Thus did Marzook’s Brotherhood network birth the Council on American-Islamic Relations, CAIR, which made its first official appearance in 1994. It has since become the American media’s go-to source for sharia-supremacist apologetics. Awad, a Palestinian from Jordan, was placed in charge and is to this day CAIR’s executive director. Seed money was poured in by Marzook and HLF. CAIR would return the favor many times over, not only serving as Hamas’s “civil rights” advocate but also helping HLF raise funds.
Running Hamas . . . from Virginia
It is not enough, though, to say Hamas was bankrolled from the United States in its early days, as it sought to destroy Israel by force. Hamas was also run from the United States.
In 1989, Sheikh Yassin was arrested by Israeli authorities. At that point, Marzook was named head of the Hamas political bureau. For three years during the First Intifada, Marzook ran Hamas from his Virginia home. From that perch, he not only oversaw fundraising but coordinated forcible attacks as well as the recruitment and training of Hamas operatives on American soil. In 1992, Marzook moved closer to the action, relocating to Jordan where he remained until the Clinton administration induced King Hussein to expel him despite the resulting Palestinian unrest.

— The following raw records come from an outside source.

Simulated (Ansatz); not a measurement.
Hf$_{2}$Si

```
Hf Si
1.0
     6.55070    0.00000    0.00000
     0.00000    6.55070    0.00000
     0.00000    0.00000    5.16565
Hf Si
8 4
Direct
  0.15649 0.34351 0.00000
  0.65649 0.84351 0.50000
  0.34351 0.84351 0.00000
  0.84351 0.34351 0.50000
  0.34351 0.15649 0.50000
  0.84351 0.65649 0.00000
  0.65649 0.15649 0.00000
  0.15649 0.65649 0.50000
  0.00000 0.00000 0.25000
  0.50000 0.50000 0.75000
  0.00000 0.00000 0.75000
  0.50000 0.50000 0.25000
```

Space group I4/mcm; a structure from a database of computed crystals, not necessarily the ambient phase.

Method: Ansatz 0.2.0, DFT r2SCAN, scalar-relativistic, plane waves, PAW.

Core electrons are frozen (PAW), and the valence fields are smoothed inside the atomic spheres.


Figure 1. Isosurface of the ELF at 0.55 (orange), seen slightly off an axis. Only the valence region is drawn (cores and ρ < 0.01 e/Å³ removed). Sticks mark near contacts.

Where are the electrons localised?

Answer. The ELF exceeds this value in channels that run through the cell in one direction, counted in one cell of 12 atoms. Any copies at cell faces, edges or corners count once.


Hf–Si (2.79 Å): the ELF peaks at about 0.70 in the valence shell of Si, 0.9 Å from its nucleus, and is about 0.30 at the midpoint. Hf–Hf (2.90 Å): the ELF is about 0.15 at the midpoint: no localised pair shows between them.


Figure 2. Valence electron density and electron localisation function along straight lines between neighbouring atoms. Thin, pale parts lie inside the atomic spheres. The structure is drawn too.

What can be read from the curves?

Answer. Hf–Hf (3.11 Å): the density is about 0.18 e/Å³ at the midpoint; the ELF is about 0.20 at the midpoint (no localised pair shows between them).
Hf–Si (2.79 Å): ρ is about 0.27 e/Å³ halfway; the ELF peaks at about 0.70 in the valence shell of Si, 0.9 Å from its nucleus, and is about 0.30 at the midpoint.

It should go without saying in this sordid story that Marzook had earned U.S. lawful-permanent-resident-alien status in the years during which he built the Brotherhood’s American network and led Hamas. With that seeming ace in the hole, Marzook calculated that the Americans could not prevent him from returning to his family in Virginia. But for once, he guessed wrong: He was arrested at Kennedy Airport in New York City in July 1995, his name flagged on a terrorism watch-list. Israel pressed its American ally to detain Marzook while it sought his extradition to face trial for a slew of terrorist atrocities. He was thus held in federal prison for 22 months.
The Peace Process Helps the Jihadist Slip the Noose
In a 1996 opinion rejecting one of Marzook’s many challenges to detention and extradition, the late judge Kevin Thomas Duffy — who had earlier tried the first World Trade Center bombing case in Manhattan federal court — summarized some of Marzook’s alleged trail of carnage:
(1) the bombing at a beach in Tel Aviv on July 28, 1990, which killed a Canadian tourist; (2) the stabbing deaths of three civilians working in a factory in Jaffa on December 14, 1990; (3) the January 1, 1992, shooting death of a civilian as he drove his car in Kfar Darom in Gaza; (4) the shooting death of a civilian as he drove his car in the Beit La’hiah region of Gaza on May 17, 1992; (5) the stabbing deaths of two civilians working at a packing plant in Sajaeya on June 25, 1992; (6) the gun-fire attack by three persons of a passenger bus in Jerusalem on July 1, 1993, in which two civilians were killed and others were injured; (7) the bombing of a passenger bus in Afula on April 6, 1994, which killed eight civilians and injured forty-six; (8) the bombing of a passenger bus in Hadera on April 13, 1994, which killed four civilians and injured twelve; (9) the machinegun attack in a pedestrian mall in Jerusalem on October 9, 1994, which killed one civilian and injured eighteen; and (10) the bombing of a bus in Tel Aviv on October 19, 1994, which killed twenty-two civilians and injured forty-six.
Marzook laughably contended both that the Hamas political bureau he led was walled off from the organization’s forcible operations, and that the latter operations were nevertheless “political” rather than criminal — a claim Judge Duffy curtly rebuffed, pointing out that terrorist crimes against humanity cannot be immunized as mere political acts.
Marzook’s legal arguments were meritless, but he has always had an exquisite sense of timing.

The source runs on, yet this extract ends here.